Morphometric description (EFA, SHA, etc.), called descriptor, maps shape coordinates to coefficients. Its inverse maps coefficients back to coordinates.

These two inverse transforms, followed by rendering, form a three-stage pipeline:

        flowchart LR
    scores[/"scores"/] -- "reducer<br/>inverse_transform" --> coefficients[/"coefficients"/] -- "descriptor<br/>inverse_transform" --> coordinates[/"coordinates"/] -- "render" --> plot(["plot"])

For landmark-based methods (GPA), the descriptor stage is an identity operation: the reducer output is already shape coordinates (after reshaping), so no second inverse transform is needed.

This separation is the core abstraction behind shape_variation_plot and morphospace_plot. Both functions accept a reducer and a descriptor (or their inverse transforms directly), and the user does not need to write the reconstruction loop manually.

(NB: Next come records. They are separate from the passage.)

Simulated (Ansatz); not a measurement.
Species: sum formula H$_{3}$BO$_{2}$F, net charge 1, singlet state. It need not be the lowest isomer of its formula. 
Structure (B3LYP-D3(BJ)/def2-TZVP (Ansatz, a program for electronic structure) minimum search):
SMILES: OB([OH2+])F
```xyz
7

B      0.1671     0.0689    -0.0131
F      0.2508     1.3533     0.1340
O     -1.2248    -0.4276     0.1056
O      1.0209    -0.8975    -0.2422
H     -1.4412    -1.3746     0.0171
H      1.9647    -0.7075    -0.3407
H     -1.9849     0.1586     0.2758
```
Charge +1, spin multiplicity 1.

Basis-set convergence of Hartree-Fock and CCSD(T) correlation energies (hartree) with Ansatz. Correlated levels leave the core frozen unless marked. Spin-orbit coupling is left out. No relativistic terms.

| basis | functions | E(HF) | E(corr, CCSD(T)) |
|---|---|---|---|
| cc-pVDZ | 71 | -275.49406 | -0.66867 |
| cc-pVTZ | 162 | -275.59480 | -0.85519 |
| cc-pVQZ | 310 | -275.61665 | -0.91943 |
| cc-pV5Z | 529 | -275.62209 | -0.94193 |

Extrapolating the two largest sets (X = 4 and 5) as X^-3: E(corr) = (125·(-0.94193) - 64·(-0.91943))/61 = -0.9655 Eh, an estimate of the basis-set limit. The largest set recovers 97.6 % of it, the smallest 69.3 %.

Convenience and Override Parameters#

Each pipeline stage follows the same two-level pattern:

A convenience parameter (reducer, descriptor) accepts a fitted estimator object and auto-extracts the necessary callable and metadata via duck-typing.
Override parameters (reducer_inverse_transform, descriptor_inverse_transform, explained_variance, component_std, n_components) allow direct control when the estimator does not follow the standard interface.

For example, reducer=pca extracts pca.inverse_transform, pca.explained_variance_, and pca.n_components_ automatically. For KernelPCA, which stores eigenvalues differently and may lack some attributes, the override parameters provide a clean escape hatch. component_std accepts the per-component standard deviation directly, avoiding the need to know how a reducer’s eigenvalues relate to variance:

scores = kpca.transform(coef)
shape_variation_plot(
    reducer_inverse_transform=kpca.inverse_transform,
    component_std=np.std(scores, axis=0),
    n_components=kpca.n_components,
    descriptor=efa,
)

This design avoids both PCA-specific naming (the parameter is reducer, not pca) and over-generalization (the convenience path targets the common case while overrides handle the rest).

Shape Types#

Morphometric data comes in several geometric forms. The shape_type parameter controls how reconstructed coordinates are interpreted and rendered:

`shape_type`	Geometry	Rendering	Typical use
`curve_2d`	Parametric curve, 2D display	`ax.plot(x, y)`	EFA 2D outlines
`curve_3d`	Parametric curve, 3D display	`ax.plot(x, y, z)`	EFA 3D outlines
`surface_3d`	Structured grid, 3D display	`ax.plot_surface`	SHA surfaces
`landmarks_2d`	Discrete points, 2D display	`ax.scatter` + links	GPA 2D landmarks
`landmarks_3d`	Discrete points, 3D display	`ax.scatter` + links	GPA 3D landmarks

The naming follows a {geometry}_{display_dimension} convention. curve replaces the more specific term “outline” to accommodate arbitrary parametric curves. surface covers any structured-grid surface (spherical harmonics, torus, annulus, disk harmonics).

Auto-detection#

When shape_type="auto" (the default), the type is inferred from a single specimen (batch dimension removed) of the descriptor inverse transform output:

(m, n, 3) (ndim=3) -> surface_3d
(t, 2) (ndim=2, last dim 2) -> curve_2d
(t, k) (ndim=2, last dim >= 3) -> curve_3d
No descriptor (identity/GPA case) with n_dim=2 -> landmarks_2d
No descriptor (identity/GPA case) with n_dim=3 -> landmarks_3d

Users can always override auto-detection by specifying shape_type explicitly. This is necessary when the auto-detection rule does not match the intended display, for example when projecting 3D landmarks onto 2D.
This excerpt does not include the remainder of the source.